There was no improvement in investigating reports of human rights violations by law enforcement and security services and holding alleged perpetrators to account. Bureaucratic obstacles and opaque internal ministerial regulations prevented victims of torture and their relatives from obtaining justice. Similar obstacles continued to hinder effective independent monitoring of places of detention. The right to freedom of assembly continued to be restricted. Civil society activists feared that new legislative proposals would restrict their freedoms of expression and association.
Torture and other ill-treatment
The authorities repeatedly asserted their commitment to eliminating torture and other ill-treatment. In September 2013, the Prosecutor General instructed national prosecutors to “open a criminal investigation into every incident of torture”. However, in practice investigations into allegations of torture and other ill-treatment fell far short of international standards and failed to deliver justice.
In November the UN Committee against Torture expressed concern at “the gap between legislation and protection from torture”, noting that the use of torture and other ill-treatment to obtain confessions “went beyond isolated incidents”, and that less than 2% of complaints of torture led to prosecution. In October, at Kazakhstan’s second round Universal Periodic Review, the UN Human Rights Council recommended that Kazakhstan establish an independent investigations mechanism.
The Criminal Procedural Code provides that an official body should not investigate complaints against its own officials. However, complaints of torture and other ill-treatment made against law enforcement and national security officials were routinely referred to the internal investigations departments of the Ministry of Internal Affairs, Financial Police or the Committee for National Security (KNB). These internal investigation departments are governed by internal regulations, which have not been made public. In practice this meant that instead of an impartial investigation by a separate authority, torture complaints were put through an internal screening process, which usually failed to check them objectively. In most cases, screening procedures concluded that complaints were unfounded or that the perpetrators could not be identified.
Independent NGOs registered between 350 and 400 complaints of torture and other ill-treatment in Kazakhstan annually in 2013 and 2014. However, they estimated that since 2010 the authorities had succeeded in bringing only some 50 officials to justice. According to the website of the Office of the Prosecutor General, only 43 crimes of torture were registered from January to September, with 47 individuals identified as alleged victims, including 11 prisoners, three minors and one elderly person. During the same period, 17 torture-related cases went on trial and 30 cases were closed because of the “ absence of elements of a crime”, official language typically used after inadequate internal investigations. The website also stated that in 2013 and the first half of 2014, 31 police officers were convicted of torture-related crimes, but did not specify the nature of the crimes committed, nor the number of incidents these related to.

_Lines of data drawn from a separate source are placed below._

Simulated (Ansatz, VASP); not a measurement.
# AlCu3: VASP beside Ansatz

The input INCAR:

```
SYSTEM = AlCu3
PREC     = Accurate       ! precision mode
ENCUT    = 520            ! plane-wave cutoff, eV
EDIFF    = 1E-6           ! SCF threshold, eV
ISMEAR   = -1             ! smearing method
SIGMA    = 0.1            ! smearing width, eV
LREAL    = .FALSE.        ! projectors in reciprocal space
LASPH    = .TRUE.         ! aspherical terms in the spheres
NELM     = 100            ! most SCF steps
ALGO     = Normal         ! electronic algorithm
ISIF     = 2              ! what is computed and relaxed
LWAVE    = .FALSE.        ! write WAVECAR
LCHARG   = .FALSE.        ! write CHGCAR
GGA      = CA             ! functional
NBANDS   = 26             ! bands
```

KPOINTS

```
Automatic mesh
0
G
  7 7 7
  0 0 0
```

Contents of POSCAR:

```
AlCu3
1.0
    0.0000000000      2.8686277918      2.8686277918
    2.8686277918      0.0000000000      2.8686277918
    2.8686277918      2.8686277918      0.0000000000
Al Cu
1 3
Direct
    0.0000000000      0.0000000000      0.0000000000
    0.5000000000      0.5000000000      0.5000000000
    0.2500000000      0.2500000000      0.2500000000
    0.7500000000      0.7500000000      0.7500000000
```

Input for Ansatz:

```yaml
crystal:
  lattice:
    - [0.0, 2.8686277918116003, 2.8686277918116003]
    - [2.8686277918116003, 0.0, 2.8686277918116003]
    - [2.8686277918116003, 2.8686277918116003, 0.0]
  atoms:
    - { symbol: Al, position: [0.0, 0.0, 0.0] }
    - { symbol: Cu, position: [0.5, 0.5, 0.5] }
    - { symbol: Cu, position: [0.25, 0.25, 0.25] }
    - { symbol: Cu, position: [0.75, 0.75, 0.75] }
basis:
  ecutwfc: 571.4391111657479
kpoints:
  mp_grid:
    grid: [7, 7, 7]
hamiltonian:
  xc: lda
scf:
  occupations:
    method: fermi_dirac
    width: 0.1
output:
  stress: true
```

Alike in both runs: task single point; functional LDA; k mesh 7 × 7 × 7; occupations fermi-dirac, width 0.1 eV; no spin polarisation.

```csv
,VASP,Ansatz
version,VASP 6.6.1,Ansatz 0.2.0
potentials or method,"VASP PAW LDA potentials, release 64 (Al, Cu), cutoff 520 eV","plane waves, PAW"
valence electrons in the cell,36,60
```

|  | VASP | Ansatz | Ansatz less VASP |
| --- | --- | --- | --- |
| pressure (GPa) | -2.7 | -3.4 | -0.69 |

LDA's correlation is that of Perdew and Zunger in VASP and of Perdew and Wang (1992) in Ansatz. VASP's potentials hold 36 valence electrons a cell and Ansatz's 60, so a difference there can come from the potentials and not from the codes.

In November 2013, Kostanai Regional Court awarded 2 million Kazakhstani Tenge (US$13,000) in compensation to Aleksandr Gerasimov following a decision by the UN Committee against Torture in May 2012, which found Kazakhstan responsible for his torture. However, the authorities had yet to carry out a full and independent investigation into Aleksandr Gerasimov’s torture complaint.
In November, Roza Tuletaeva, a labour rights activist, was released from prison on parole. She had been serving a five-year sentence for “inciting social discord” during the 2011 oil workers’ strike in Zhanaozen. At her trial in 2012 she told the court that she had been tortured during interrogations. There was no information of any impartial investigations into her allegations of torture.
Counter-terror and security
The authorities continued to invoke countering terrorism and other threats to national security as crucial to securing national and regional stability. There were frequent reports of KNB officers violating human rights, including using torture and other ill-treatment to obtain confessions.
Among those particularly targeted by the KNB were members or presumed members of banned or unregistered Islamic groups and Islamist parties; members of religious minorities; and asylum-seekers from neighbouring countries, particularly China and Uzbekistan.
Relatives of some of those convicted of terrorism-related offences claimed that prisoners in Shymkent and Arkalyk high security prisons were serving their sentences in cruel, inhuman and degrading conditions. Only limited independent monitoring access was allowed at these facilities.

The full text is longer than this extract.